(274d) Mechanistic Insights into the Reactive Sorption of Sulfur Compounds Using Metal Oxides
AIChE Annual Meeting
2016
2016 AIChE Annual Meeting
Catalysis and Reaction Engineering Division
Award Session in Honor of Prof. Jim Dumesic I
Tuesday, November 15, 2016 - 10:00am to 10:30am
Copper (II) oxide nanofibers were synthesized via electrospinning using copper nitrate trihydrate, copper acetate, or zinc acetate as precursors. Electrospinning solutions consisted of the metal salt precursor and polyvinylpyrrolidone (PVP) dissolved in ethanol/water mixtures. Electrospinning syntheses were conducted at 30-35 kV, 5 mL/hr extrusion rate, and 15-17 inch distance between the tip of the extrusion syringe needle and the collector plate. The nanofibers were subsequently treated in air at 625°C (at 0.7°C/min). CuO nanoparticles were prepared via precipitation using 0.1 M solutions of copper salts and 0.1 M NaOH solutions. The washed precipitates were dried in air at 80°C for 16 h and then treated in air at 500°C for 4 h. Breakthrough curves were collected in a tubular reactor with plug flow hydrodynamics. Adsorption models based on irreversible adsorption isotherms and linear driving force (LDF) approximations were used to analyze data from these fixed bed experiments. These models are appropriate for making quantitative assessments of reactive sorption rates because these reactions are essentially irreversible (i.e., equilibrium constants >1010). The resulting equations relate the properties of the sorbent material and the experimental conditions to the breakthrough curve of the contaminant from the bed using two parameters: the sorption rate parameter (k) and the saturation concentration of the contaminant on the solid phase (qmax). The rate parameter can be de-convoluted into three different resistances to H2S removal: (i) bulk phase mass transfer of H2S, (ii) intraparticle diffusion of H2S, and (iii) reaction/diffusion phenomena occurring at the surface of the reactive phase. These model parameters were regressed from the breakthrough curve data, while qmax was also determined from a mass balance of the contaminant in the vapor phase.

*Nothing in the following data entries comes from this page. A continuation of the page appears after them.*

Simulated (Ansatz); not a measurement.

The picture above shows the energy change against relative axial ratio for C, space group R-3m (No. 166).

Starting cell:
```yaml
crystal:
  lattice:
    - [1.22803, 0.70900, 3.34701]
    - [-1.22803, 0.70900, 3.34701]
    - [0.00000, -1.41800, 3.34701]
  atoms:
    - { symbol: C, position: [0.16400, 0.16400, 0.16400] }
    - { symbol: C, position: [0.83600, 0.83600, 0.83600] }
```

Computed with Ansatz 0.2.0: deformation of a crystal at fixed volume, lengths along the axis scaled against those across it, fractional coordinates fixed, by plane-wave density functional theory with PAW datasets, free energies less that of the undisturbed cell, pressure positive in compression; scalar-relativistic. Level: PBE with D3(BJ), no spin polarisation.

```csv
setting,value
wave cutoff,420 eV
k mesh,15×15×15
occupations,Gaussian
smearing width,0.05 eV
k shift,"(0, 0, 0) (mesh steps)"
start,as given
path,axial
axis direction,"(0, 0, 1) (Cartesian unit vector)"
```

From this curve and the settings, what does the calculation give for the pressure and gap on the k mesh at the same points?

Fresh and spent nanostructures were analyzed via XRD and SEM to identify composition, crystallite agglomerate size, and crystallite size (using the Sherrer Equation). XRD patterns of fresh CuO nanostructures showed the characteristic peaks of tenorite (2q = 32.3°, 35.4°,38.5°, 48.5°, 53.1°, 57.9°, 61.1°, 67.5°), the monoclinic structure of CuO, for both nanofibers and nanoparticles regardless of precursor. Furthermore, nanofibers and nanoparticles consisted of CuO crystallites of similar size (16-18nm). SEM images revealed that the nanofibers exist as approximately rectangular solid shaped agglomerates of crystallites that are 250-300 nm is size and arranged in a one-dimensional stacking pattern. Nanoparticles also consist of 250-300 nm sized crystallite agglomerates, however, these agglomerates are packed into sphere like structures that are 5-10 microns in size.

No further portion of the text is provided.